Ford, a four-star recruit and the No. 34 player in the country in the 2019 recruiting class (On3 Industry Ranking), has one year of eligibility remaining, which would be his sixth at the collegiate level. According to On3’s transfer portal rankings, Ford is the eighth-best wide receiver and a three-star prospect. He entered the portal as a graduate transfer on March 15.

Potential visits and a timetable for a decision are unknown at this point.

Last season at UCLA, Ford (6-3, 220) hauled in 22 receptions for 236 yards and a touchdown, averaging 10.7 yards per catch. He appeared in 12 games with two starts (Coastal Carolina, USC) and caught multiple passes in five games.

Ford spent the first four seasons of his career at USC, where he had 40 receptions for 637 yards and five touchdowns. He played in 24 career games at USC with two starts.

Michigan has a sneaky need at wide receiver heading into the 2024 season. It currently has five scholarship players at the position in senior Peyton O’Leary, junior Tyler Morris, and sophomores Fredrick Moore, Semaj Morgan and Kendrick Bell. Two more reinforcements are on the way this summer in I’Marion Stewart and Channing Goodwin, a pair of true freshmen.

Michigan needs a bigger-bodied receiver on the outside to round out its corps, so Ford fits the profile. U-M has confidence in Morris, Morgan and Moore as its big three, but proven depth is needed to round out the room.

“We got a lot of younger guys — me, Fred, Semaj, Peyton — who hadn’t played a whole lot,” Morris said during a spring ball press conference. “As a room as a whole, we’re expecting everybody to step up, everybody to step into their new roles and be their best selves.

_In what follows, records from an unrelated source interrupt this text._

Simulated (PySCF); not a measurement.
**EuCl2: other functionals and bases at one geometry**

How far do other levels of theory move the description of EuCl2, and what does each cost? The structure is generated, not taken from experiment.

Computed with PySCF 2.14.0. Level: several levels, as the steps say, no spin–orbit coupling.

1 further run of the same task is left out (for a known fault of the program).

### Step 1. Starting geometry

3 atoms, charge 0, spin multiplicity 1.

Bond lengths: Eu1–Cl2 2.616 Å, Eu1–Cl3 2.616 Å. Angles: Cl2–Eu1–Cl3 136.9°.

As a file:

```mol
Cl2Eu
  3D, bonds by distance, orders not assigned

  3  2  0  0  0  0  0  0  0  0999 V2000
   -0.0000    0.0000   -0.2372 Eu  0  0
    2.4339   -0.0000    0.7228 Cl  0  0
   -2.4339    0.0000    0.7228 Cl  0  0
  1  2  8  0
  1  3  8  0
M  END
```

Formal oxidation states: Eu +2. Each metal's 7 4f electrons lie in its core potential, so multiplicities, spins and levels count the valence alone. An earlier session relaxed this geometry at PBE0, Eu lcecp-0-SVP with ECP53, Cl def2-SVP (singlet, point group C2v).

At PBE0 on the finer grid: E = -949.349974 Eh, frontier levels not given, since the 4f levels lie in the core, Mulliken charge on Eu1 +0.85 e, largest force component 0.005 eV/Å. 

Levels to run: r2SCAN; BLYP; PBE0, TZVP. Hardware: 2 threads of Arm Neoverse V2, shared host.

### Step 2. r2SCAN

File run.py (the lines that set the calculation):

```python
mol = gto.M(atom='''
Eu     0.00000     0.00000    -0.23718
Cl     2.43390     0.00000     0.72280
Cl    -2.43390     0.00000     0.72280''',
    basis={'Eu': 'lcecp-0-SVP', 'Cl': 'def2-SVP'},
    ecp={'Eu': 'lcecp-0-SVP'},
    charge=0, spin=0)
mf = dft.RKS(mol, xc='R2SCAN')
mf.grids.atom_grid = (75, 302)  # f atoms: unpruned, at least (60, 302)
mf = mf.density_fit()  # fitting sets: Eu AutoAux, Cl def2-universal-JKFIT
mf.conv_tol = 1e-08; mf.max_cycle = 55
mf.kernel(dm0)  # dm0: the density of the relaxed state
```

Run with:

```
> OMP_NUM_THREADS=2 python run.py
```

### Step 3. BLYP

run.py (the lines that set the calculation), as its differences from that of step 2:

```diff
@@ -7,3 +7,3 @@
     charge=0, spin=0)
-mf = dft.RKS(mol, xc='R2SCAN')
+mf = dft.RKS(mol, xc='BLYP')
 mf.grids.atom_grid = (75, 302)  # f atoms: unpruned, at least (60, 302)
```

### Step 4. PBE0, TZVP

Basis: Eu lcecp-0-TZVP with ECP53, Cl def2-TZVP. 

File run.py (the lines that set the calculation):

“I’ve been telling the guys, ‘We don’t got [Roman Wilson], we don’t got [Cornelius Johnson], but that don’t gotta be a bad thing. It’s our chance to go do something.’ Just every day coming out understanding that we, as a group, individually, we haven’t done a whole lot yet — and this is a year that we can show what we can do.”

Michigan wraps up spring ball this weekend with a split-squad exhibition at the Big House.